On Tuesday, energy watchdog group Power the Future filed a freedom of information lawsuit against the Biden administration, alleging that it failed to divulge the taxpayer-funded staff of Special Presidential Envoy for Climate John Kerry.
PTF filed the complaint in the U.S. District Court for the District of Columbia and listed the State Department as the defendant. The lawsuit alleges that the agency, which houses the multimillion-dollar SPEC office, has repeatedly refused to disclose the names and job titles of Kerry’s staff and resisted congressional oversight surrounding Kerry’s office.
“For nearly three years, John Kerry has been jet-setting on the international climate conference circuit while sending taxpayers the bill,” PTF Executive Director Daniel Turner told Fox News Digital in a statement. “Today, we begin the process of teaching John Kerry and Joe Biden that they work for the taxpayers. No one should have to waste resources on litigation, but that is our only option since John Kerry thinks he can keep his office off the books.”
“The American people are on the receiving end of countless green mandates and rules, gas stove bans and skyrocketing utility bills, with no opportunity for consent or input, and many of these decisions are hatched in John Kerry’s office,” he continued. “That is why it is our hope that this litigation will finally bring to light the information we deserve to know: the staff names, the office goals and budgets, the outside partnerships that peddle influence on Joe Biden’s green agenda.”

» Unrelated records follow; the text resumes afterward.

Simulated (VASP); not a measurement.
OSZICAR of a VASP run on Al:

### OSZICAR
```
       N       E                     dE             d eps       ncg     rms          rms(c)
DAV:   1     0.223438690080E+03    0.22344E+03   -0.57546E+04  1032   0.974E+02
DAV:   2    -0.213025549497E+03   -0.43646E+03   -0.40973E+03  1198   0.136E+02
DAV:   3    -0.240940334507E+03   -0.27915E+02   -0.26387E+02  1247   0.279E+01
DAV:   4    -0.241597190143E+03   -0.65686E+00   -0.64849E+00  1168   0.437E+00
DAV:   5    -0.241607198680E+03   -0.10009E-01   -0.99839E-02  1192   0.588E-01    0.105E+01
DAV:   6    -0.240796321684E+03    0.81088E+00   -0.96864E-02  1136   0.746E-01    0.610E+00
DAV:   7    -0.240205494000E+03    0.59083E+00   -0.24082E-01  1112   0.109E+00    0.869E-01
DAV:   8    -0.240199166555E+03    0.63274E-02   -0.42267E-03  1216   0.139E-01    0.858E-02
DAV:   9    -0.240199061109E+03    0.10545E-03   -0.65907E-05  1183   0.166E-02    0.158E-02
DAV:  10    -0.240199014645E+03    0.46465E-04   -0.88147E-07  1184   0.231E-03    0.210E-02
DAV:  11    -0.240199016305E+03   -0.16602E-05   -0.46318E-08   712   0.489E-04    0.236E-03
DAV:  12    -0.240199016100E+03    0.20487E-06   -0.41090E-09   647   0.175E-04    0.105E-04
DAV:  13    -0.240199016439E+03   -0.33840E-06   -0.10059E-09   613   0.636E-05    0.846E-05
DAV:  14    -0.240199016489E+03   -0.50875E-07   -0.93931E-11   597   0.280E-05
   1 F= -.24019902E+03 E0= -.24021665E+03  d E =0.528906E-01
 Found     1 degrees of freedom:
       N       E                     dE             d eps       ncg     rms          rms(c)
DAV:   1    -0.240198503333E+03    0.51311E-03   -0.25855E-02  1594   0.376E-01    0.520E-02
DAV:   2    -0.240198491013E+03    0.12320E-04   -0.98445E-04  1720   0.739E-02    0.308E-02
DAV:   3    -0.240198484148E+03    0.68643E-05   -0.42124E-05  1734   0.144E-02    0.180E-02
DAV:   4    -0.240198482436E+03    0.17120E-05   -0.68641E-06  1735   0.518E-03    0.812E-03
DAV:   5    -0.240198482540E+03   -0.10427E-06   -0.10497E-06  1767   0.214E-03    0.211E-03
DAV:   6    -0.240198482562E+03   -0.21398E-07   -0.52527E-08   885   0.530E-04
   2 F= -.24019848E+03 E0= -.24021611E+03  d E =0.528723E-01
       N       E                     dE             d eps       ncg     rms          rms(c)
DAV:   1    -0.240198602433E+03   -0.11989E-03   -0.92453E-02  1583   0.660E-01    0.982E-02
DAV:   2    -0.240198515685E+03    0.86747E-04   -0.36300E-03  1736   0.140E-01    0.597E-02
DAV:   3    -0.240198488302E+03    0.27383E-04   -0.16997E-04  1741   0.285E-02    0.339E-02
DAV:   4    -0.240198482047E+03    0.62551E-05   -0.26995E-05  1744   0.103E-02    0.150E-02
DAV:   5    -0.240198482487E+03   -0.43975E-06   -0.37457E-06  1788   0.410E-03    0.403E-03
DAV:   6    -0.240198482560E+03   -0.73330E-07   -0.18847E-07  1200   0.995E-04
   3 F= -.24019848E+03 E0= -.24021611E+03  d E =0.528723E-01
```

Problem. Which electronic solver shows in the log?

In January, PTF filed a Freedom of Information Act request with the State Department, asking for an unredacted list of Kerry’s staff, following a Boston Herald report from several weeks prior, saying that it had obtained FOIA documents that showed a list of SPEC office staff positions and salaries but that the names of the individuals in those positions were redacted.
According to the Herald, Kerry’s staff was collectively paid $4.3 million per year, in positions such as “policy analysts” and “senior advisers.” Some officials are paid as much as $186,680 per year, making them some of the highest-paid individuals in the federal government.
In 2022, the State Department budgeted $13.9 million annually for the SPEC office and approved up to 45 personnel in the office.
However, though several officials were able to be identified by Fox News, using the public database Leadership Connect and LinkedIn profiles, the State Department has still refused to share additional information and has been unwilling to explain any of the office’s operations.
Kerry refused to share any names of his staff last year, claiming that isn’t “the required process of the State Department.”
The lawsuit notes that the State Department intends to reveal names and titles of senior officials in the SPEC office in October 2024, asserting that delaying disclosure until then “suggests that the Department intends to selectively withhold this information to prevent public dissemination for the current fiscal year 2024.”
“John Kerry and his secret climate office are not above scrutiny and certainly not above the law,” Turner said Tuesday.